Human Rights Watch urges continuing ban of firearms sales to Philippines

Philippine President Rodrigo Duterte raises his middle finger during an address to military personel on July 18, 2017. (Photo: Getty Images)

Philippine President Rodrigo Duterte raises his middle finger during an address to military personnel on July 18, 2017. (Photo: Getty Images)

Human rights groups have urged U.S. lawmakers to continue the ban on firearms sales to the Philippines, as well as to stop support for the Philippine National Police.

At a July 20 hearing before the U.S. Tom Lantos Human Rights Commission, Human Rights Watch Deputy Director Phelim Kine presented his case to continue the ban on firearms sales, due to Philippine President Rodrigo Duterte’s controversial “war on drugs,” which Kine characterized as a “human rights calamity.”

Kine noted Philippine security forces have killed more than 7,000 suspected drug dealers and users since July 1, 2016. According to government data, at least 3,116 of those killings have been carried out by police. Those totals, Kine pointed out, do not include victims Duterte refers to as “collateral damage,” who are sometimes children caught in the crossfire during drug stings.

Field research conducted by Human Rights Watch found many of the deaths of suspected drug dealers and users were unlawful and could be considered crimes against humanity. Many of the so called “death squad” operations were carried out in urban slums, and interviews with witnesses revealed a pattern of police killing suspects and then planting drugs and guns at the scene to justify their actions.

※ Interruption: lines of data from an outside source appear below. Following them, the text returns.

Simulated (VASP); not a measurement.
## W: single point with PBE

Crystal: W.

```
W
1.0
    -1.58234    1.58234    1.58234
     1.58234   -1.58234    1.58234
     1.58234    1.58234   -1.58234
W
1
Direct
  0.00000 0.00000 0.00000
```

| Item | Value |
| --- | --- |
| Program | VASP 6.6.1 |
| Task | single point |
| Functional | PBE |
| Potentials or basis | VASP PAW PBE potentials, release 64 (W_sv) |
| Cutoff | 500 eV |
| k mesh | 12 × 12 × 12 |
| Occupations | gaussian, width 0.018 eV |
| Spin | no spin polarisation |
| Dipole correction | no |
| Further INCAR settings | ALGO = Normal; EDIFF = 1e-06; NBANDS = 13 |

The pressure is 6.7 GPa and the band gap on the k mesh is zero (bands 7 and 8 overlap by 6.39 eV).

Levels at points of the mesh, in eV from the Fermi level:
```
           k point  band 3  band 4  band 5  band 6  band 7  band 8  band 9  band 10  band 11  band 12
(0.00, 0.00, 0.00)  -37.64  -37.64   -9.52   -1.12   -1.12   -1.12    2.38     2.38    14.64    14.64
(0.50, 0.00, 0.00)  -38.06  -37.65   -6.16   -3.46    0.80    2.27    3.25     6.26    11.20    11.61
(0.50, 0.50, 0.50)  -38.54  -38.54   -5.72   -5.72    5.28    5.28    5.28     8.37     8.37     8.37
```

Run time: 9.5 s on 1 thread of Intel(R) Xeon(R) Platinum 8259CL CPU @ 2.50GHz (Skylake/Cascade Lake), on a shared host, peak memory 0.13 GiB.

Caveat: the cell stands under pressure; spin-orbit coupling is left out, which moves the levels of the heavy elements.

Kine also painted a ghastly picture regarding the effects the drug war has had on Philippine prisons, which he said had become severely overcrowded and unsanitary. The main 10,000-bed rehabilitation facility in the country, funded by China and located Fort Magsaysay military base 75 miles north of Manila, is providing more abuse than it is treatment, Kine argued, and many more drug treatment facilities are needed in the communities.

Lastly, Kine noted that many critics of the drug war have been harassed and even arrested. Most notable in this group of critics was Senator Leila de Lima, who called for accountability in the drug war and was subsequently arrested on drug charges.

In reaction to the Philippine drug war in Nov. 2016, the U.S. State Department suspended the sale of 26,000 military assault rifles to the Philippine National Police. This step, Kine said, was due in large part to Sen. Ben Cardin (D-MD) voicing his concerns over human rights violations in the drug war.

At the hearing, Kine urged the commission, co-chaired by Reps. James McGovern (D-MA) and Randy Hultgren (R-IL), to continue this suspension of firearms sales and to also maintain the Millennium Challenge Corporation’s suspension of funds to the Philippine government, announced by the U.S. Embassy in Manila on Dec. 14.

While President Donald Trump reportedly praised Duterte’s efforts and went so far as to invite the leader to the U.S. in an April 29 phone call, Sens. Ben Cardin (D-MD), Marco Rubio (R-FL), Brian Schatz (D-HI), and Edward Markey (D-MA) introduced the Philippines Human Rights Accountability and Counternarcotics Act of 2017 on May 4. The legislation is intended to restrict defense aid to the country, fund the Philippine human rights community, and promote a public health approach to drug abuse in the country.

Kine called for a companion bill to be introduced in the House and asked for swift passage, noting doing so may help save lives and send a message to Duterte.

McGovern responded at the hearing that he would urge Congress to work on a companion bill and that he was vehemently opposed and would protest if Duterte visited the country, NBC News reported.

Duterte then lashed back on Friday, saying he would never visit the U.S. and called the country “lousy.” He also added that the U.S. Congress should “start with their own investigation of their own violations of the so many civilians killed in the prosecution of the wars in the Middle East.”